Sunday, April 04, 2004

Kristof again 

Nicholas Kristof has another interesting column on Africa. This one is about attempts to ban or regulate child labor. While laws against child labor mean well, they don't always have the intended effect:
In 1993, when Congress proposed the U.S. Child Labor Deterrence Act, which would have blocked imports made by children (if it had passed), garment factories in Bangladesh fired 50,000 children. Many ended up in worse jobs, like prostitution.

Then there was the hue and cry beginning in 1996 against soccer balls stitched by children in their homes (mostly after school) in Sialkot, Pakistan. As a result, the balls are now stitched by adults, often in factories under international monitoring.... Bad publicity about Pakistan led China to grab market share with machine-stitched balls: over the next two years, Pakistan's share of the U.S. soccer ball market dropped to 45 percent from 65 percent.
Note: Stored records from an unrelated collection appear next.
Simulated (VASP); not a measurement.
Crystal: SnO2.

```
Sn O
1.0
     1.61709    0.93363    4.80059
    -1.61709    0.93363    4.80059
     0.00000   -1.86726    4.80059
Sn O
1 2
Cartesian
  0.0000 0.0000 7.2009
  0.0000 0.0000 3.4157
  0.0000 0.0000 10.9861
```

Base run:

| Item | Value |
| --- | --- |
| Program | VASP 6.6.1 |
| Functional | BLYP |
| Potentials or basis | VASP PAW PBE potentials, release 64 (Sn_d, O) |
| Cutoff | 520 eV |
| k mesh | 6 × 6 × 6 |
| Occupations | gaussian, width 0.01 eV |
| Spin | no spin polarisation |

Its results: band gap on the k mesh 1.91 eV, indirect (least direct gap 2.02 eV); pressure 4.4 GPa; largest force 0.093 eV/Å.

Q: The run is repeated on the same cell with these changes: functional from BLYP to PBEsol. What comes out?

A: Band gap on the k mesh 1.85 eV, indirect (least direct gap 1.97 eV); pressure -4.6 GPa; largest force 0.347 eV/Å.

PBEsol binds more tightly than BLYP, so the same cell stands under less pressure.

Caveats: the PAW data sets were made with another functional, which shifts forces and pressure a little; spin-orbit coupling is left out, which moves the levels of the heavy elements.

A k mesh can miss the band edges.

So poor Pakistani families who depended on earnings from... children who stitched soccer balls are now further impoverished.
Instead of just condemning child labor, Kristof argues, we should fund programs that provide free meals in schools. This would provide an economic incentive for parents to send their kids to school. These programs have been tried before, with very encouraging results.

Matthew Yglasias tries to debunk Kristof's argument, and there's a lot of good discussion in the comments. Commenter Wrye makes an interesting point:
A lot of the child-labour advocates out there don't consider the possibility that having child labor out in the workforce undermines the value of adult labour in the workforce--part of why children in some developing countries may need to work to support their family is that their parents cannot make enough money to do so because the presence of child labour depresses the value of adult workers.
In other words, banning child labor would decrease the supply of available workers, resulting in increased pay for adult workers, and thus eliminating some of the financial hardship that forces children into the labor force in the first place.